Prospects of a continuing weak economy, unstable equity markets and low interest rates are upending traditional asset policy and will drive investors to raise allocations to real assets, said Bernard McNamara, executive director, global real assets, J.P. Morgan Investment Management Inc., New York.
“Look at the investment landscape these days. There is what I would characterize a unique constellation of challenges facing investors and their portfolios,” Mr. McNamara said.
“One is low-yielding bonds, with the 10-year Treasury sub-2% for now and the foreseeable future. Another (challenge) is in the equity portions of their portfolio, (with the) highly volatile and highly correlated equity markets across the globe,” he said.
“A third is generally low-growth prospects in developed markets. If you are looking at the U.S. and other developed economies, we're looking at real GDP growth rates for now and the foreseeable future in the range of 2% to 3%, well off the high growth of the '50s, '60s and '70s,” he said.
“A fourth challenge is what we call the looming specter of inflation. Inflation has been relatively contained over the last 30 years. … But if you look at all the liquidity that has been injected in the financial system (in recent years) we argue that inflation is at least a medium-term threat. It's hard to predict when it's going to spike. But what we say is one thing is for certain: That is, when it does hit it will be painful for portfolios that aren't prepared for it.”
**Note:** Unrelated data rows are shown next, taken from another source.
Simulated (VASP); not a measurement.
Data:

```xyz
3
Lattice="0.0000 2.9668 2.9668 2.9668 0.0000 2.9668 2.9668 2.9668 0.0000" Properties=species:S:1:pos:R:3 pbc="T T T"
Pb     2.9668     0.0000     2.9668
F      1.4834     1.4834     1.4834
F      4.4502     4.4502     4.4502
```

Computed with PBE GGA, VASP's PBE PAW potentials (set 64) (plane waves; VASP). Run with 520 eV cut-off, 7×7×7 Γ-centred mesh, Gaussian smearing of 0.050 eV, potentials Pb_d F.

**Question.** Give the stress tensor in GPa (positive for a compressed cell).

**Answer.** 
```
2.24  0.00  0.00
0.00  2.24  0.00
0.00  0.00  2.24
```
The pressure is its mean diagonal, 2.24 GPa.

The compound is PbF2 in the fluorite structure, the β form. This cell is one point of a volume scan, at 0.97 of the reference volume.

“Each of those challenges ... can be addressed in varying degrees by real assets,' Mr. McNamara said.
Mr. McNamara said economic and market obstacles present challenges for investors in trying to reach their objectives without moving forward the needle on real assets.
“Our expectation is that real assets need to go from being an alternative allocation to really being a foundational mainstream part of a portfolio,” Mr. McNamara said. “Twenty-five percent is not going to be the exact right number for every portfolio. There is no one-size-fits-all allocation. But we use it as a way to spark a conversation about taking real assets to a new level of awareness and consideration.”
“Our expectation is that the realization will be a somewhat gradual process, perhaps over the next decade or longer,” Mr. McNamara added.
“So if you look at low-yielding bonds as one of the main challenges, core infrastructure, core real estate — meaning high-quality, well-located investments — are delivering income in the range of 5% to 7%” in nominal return, Mr. McNamara said.
That alternative return source is important for pension funds in need of liquidity to pay benefits, Mr. McNamara said. “Because the income tends to be steady and stable over time, that lowers typically the overall volatility of your return.”
”One of the defining characteristics of real assets is that they typically are underpinned by longer-term contractual arrangements,” which could be 30 or 50 years.
“So the lower volatility return characteristics particularly of core real assets,” such as an office building in New York or natural gas distribution network, “also address the challenge of volatility in the public markets,” Mr. McNamara said.
“I think it's interesting the majority (of respondents to the Pensions & Investments survey) are saying (real assets) are performing in line with expectations,” Mr. McNamara said. That points to a “steady lower volatility nature of real assets investments, particularly core real estate and core infrastructure as delivering stable returns with a high income component with ... a lower volatility than the public markets.”